Thanksgiving tops for cooking fires
Thanksgiving remains the leading day for cooking fires, with three times as many cooking fires as an average day.
Cooking equipment fires are still the leading cause of U.S. home fires and fire injuries, and the third leading cause of fire deaths. On a typical Thanksgiving U.S. fire departments respond to 1,500 home cooking fires compared to 450 such fires on an average day.
U.S. fire departments respond to an estimated annual average of 155,000 home structure fires involving cooking equipment. These fires caused an average of 460 civilian deaths, 4,850 reported civilian fire injuries, and $725 million in direct property damage.
Three of every five people (59 percent) injured in a cooking fire were hurt when they tried to fight the fire themselves.
Unattended cooking was by far the leading contributing factor in cooking equipment fires.
*Cook with caution:
Be on alert! If you are sleepy or have consumed alcohol, don't use the stove or stovetop. Stay in the kitchen while you are frying, grilling, or broiling food. If you leave the kitchen for even a short period of time, turn off the stove. If you are simmering, baking, roasting, or boiling food, check it regularly, remain in the home while food is cooking, and use a timer to remind you that you are cooking. Keep anything that can catch fire -- oven mitts, wooden utensils, food packaging, towels or curtains -- away from your stovetop.
*If you have a cooking fire:
Just get out! When you leave, close the door behind you to help contain the fire. Call 9-1-1 or the local emergency number after you leave.

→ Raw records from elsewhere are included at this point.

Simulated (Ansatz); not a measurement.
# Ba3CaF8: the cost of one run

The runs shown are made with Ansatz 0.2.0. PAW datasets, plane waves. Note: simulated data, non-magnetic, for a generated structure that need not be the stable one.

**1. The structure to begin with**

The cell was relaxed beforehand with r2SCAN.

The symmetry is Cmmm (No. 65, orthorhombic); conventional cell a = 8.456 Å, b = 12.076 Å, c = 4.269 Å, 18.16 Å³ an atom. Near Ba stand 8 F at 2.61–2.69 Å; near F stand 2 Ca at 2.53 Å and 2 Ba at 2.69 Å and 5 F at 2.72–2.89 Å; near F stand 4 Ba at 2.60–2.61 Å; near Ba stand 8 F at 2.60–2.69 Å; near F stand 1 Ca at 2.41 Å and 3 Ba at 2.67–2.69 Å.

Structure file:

If you try to fight the fire, be sure others are getting out and you have a clear way out. Keep a lid nearby when you're cooking to smother small grease fires. Smother the fire by sliding the lid over the pan and turn off the stovetop. Leave the pan covered until it is completely cooled. For an oven fire, turn off the heat and keep the door closed.
Follow these safety tips and enjoy your Thanksgiving holidays!